Is your workplace smart? Ask the iGen.

 

The old refrain that “young people aren’t committed to the workplace” is something that iGen’ers, and their older comrades Millennials, have to deal with on a constant base from all over the place. But is it a fair statement? Is it true then, that the so called “snowflakes” are becoming more and more apathetic? A survey conducted by Deloitte suggests the exact opposite, showing that a whopping  84% of the interviewed faced burnout due to the excessive workloads.

So how do we fix that? Well, once again, turning to the young ones is probably our best bet. In fact, the generational divide can be seen on the most varied topics, from self-development to remote working, from freelance roles to future-proofing strategies.

To further prove this assumption, a World Economic Forum Report on the future of Jobs highlights how 1 in 10 baby boomers feel they should considering reskilling as technology threatens the stability of many traditional careers while, three times as many millennials and Gen Z-ers believe that developing new skills is their own responsibility, rather than their employer’s.

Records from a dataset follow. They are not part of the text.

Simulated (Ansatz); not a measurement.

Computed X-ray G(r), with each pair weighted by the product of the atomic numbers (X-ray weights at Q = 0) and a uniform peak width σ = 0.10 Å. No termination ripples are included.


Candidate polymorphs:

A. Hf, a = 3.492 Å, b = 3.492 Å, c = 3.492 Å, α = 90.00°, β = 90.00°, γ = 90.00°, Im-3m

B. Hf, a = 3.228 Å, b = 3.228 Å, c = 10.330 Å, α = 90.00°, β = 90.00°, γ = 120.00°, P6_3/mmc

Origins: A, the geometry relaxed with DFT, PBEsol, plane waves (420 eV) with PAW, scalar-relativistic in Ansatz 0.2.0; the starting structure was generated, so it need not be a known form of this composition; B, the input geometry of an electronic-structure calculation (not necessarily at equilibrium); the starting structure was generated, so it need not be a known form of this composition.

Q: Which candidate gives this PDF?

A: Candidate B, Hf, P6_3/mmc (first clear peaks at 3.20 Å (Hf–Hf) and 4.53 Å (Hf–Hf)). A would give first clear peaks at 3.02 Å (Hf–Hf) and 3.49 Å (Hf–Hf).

Here are some ways in which new generations are reshaping the workforce:

  • Reskilling – While most managers believe reskilling is important for employees, there is a generational gap on the best approach. As we said the vast majority of baby boomers feel that employers have the task to reskill their staff, while millennials and iGen’ers are more likely to seek out self-development and be proactive.
  • Planning ahead – Younger generation managers are generally more likely to consider future workforce planning a top priority. This is true both in establishing a flexible talent strategy as well as in investing in technology to support a remote workforce.
  • Smart working – Younger generation managers are keener to employ smart working, both for their employees and their staff. Three-quarters of millennial and Gen Z managers have team members who work remotely, and this trend is expected to to rise to 73% of all teams by 2028.
  • Freelancing – iGen and Millennial managers are more than twice as likely as baby boomers to have increased their use of freelancers in the past few years, and are projected to continue increasing it going forward. That is dueto the value they see in terms of productivity and cost efficiency.